Related to my recurring theme of the importance of consequences is the proposition that making the decision to think about consequences (in the manner recommended by Neustadt and May) and then acting on the results of one's thoughts are both very much matters of will, however critical the situation may be. (The most recent situation I examined in this light is the ugly state of affairs in Congolese Africa.) One does not have to get wrapped up in Schopenhauer or Nietzsche to appreciate the significance of will in the basic matters of getting on the in the world. Nevertheless, we have to ask, if will is so important in times of crisis, why is it now in such short supply?
One would not normally look to politics for an answer to this question, but Senator Russ Feingold of Wisconsin may at least point us in the right direction. The context is that of the "compromise" between the Congress and the White House over funding the Iraq War, better described by John Nichols' blog for The Nation as how "House Speaker Nancy Pelosi and Senate Majority Leader Harry Reid flinched in their negotiations with the Bush administration over the continuation of the Iraq occupation." Yesterday's broadcasts reports from the BBC described this as Congress finally acknowledging that it is not their business to set foreign and military policy; but, interestingly enough, this language is absent from the report on their Web site. From Feingold's point of view, it is the business of Congress to represent the people who elected them to their respective seats. In his words:
Congress should have stood strong, acknowledged the will of the American people, and insisted on a bill requiring a real change of course in Iraq.

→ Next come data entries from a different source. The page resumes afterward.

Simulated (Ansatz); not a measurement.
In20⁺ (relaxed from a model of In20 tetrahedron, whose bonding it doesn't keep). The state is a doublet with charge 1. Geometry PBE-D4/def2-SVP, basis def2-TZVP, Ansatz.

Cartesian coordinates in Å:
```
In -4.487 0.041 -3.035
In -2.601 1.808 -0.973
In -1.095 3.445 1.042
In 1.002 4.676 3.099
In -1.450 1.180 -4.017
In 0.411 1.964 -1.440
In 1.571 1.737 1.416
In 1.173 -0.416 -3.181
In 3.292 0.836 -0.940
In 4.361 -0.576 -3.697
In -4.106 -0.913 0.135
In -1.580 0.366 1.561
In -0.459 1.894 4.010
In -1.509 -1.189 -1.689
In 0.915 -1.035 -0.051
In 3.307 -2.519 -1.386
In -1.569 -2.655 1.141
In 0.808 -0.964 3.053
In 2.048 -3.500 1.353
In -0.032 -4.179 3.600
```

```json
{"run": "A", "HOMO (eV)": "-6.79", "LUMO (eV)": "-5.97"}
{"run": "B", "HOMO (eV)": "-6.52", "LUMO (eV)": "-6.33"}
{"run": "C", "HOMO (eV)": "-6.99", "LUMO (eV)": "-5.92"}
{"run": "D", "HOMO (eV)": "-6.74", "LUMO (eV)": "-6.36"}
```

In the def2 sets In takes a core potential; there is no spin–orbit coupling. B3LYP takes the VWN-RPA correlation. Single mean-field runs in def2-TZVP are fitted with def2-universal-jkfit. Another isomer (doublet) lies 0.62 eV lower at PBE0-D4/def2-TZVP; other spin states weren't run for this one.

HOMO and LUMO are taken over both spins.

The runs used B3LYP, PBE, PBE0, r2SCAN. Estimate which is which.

There is the word, not quite in the center of his sentence: will. The context should galvanize us all around the political framework that was originally conceived by the Founding Fathers: "the will of the American people." So why did Congress fail to acknowledge this will; or, to play with the word at bit, why did the Congress lack the will to acknowledge the will of the American people, which had been expressed so explicitly in the last election? Feingold's answer is actually in the sentence that precedes the one just quoted:
There has been a lot of tough talk from members of Congress about wanting to end this war, but it looks like the desire for political comfort won out over real action.
There we have the other word, the one that lies at the heart of the title selected for this post. Yes, will is important in a time of crisis; but it may not be engaged if the crisis, itself, is not acknowledged. The American people feel the crisis. Those who have lost family in Iraq may feel it more than others; but the media have provided the sort of coverage that practically guarantees that the rest of the nation will "feel their pain." Feingold has been bold enough to assert that the political comfort of our elected representatives trumps that pain, which means that those in pain really are not being represented.
Will they remember this the next time they have to make a choice? Most politicians tends to count on the right mix of short memories and a tendency to look at averages rather than instances. According to Nichols, MoveOn.org is already mobilizing to make sure that they do not get away with that tactic, at least where this issue is concerned. This brings us to Nichols' punch line? How many members of Congress (and which ones in particular) have the will to recognize crisis at the sacrifice of their own "political comfort?" Here is how Nichols wrapped up his own assessment:
Feingold is, of course, right. But how many senators will join him in voting "no"? That question is especially significant for the four Senate Democrats who are seeking their party's presidential nomination: New York's Hillary Clinton, Illinois' Barack Obama, Delaware's Joe Biden and Connecticut's Chris Dodd. Dodd says he is "disappointed" by the abandonment of the timeline demand; if he presses the point as he did on another recent war-related vote, he could force the hands of the other candidates. If either Clinton or Obama do go ahead and vote for the legislation, and certainly if both of them do so, they will create a huge opening for former North Carolina John Edwards, who has staked out the clearest anti-war position of the front runners for the nomination. But this is about more than just Democratic presidential politics: A number of Senate Republicans who are up for reelection next year -- including Maine's Susan Collins, Minnesota's Norm Coleman and Oregon's Gordon Smith -- may well be casting the most important votes of their political careers.
Collins, Coleman and Smith have tried to straddle the war debate. If they vote to give George Bush another blank check, however, they will have removed any doubt regarding how serious they are about ending the war -- as will their colleagues on both sides of the aisle.
This is an opportunity for the American people to watch the behavior of their elected representatives very closely, perhaps even without the mediation of mainstream media (or, for that matter, representatives of the "political blogosphere" like Nichols). They seem to recognize the crisis and have made at least one significant effort to exert their will. Whether or not that effort will be sustained remains to be seen.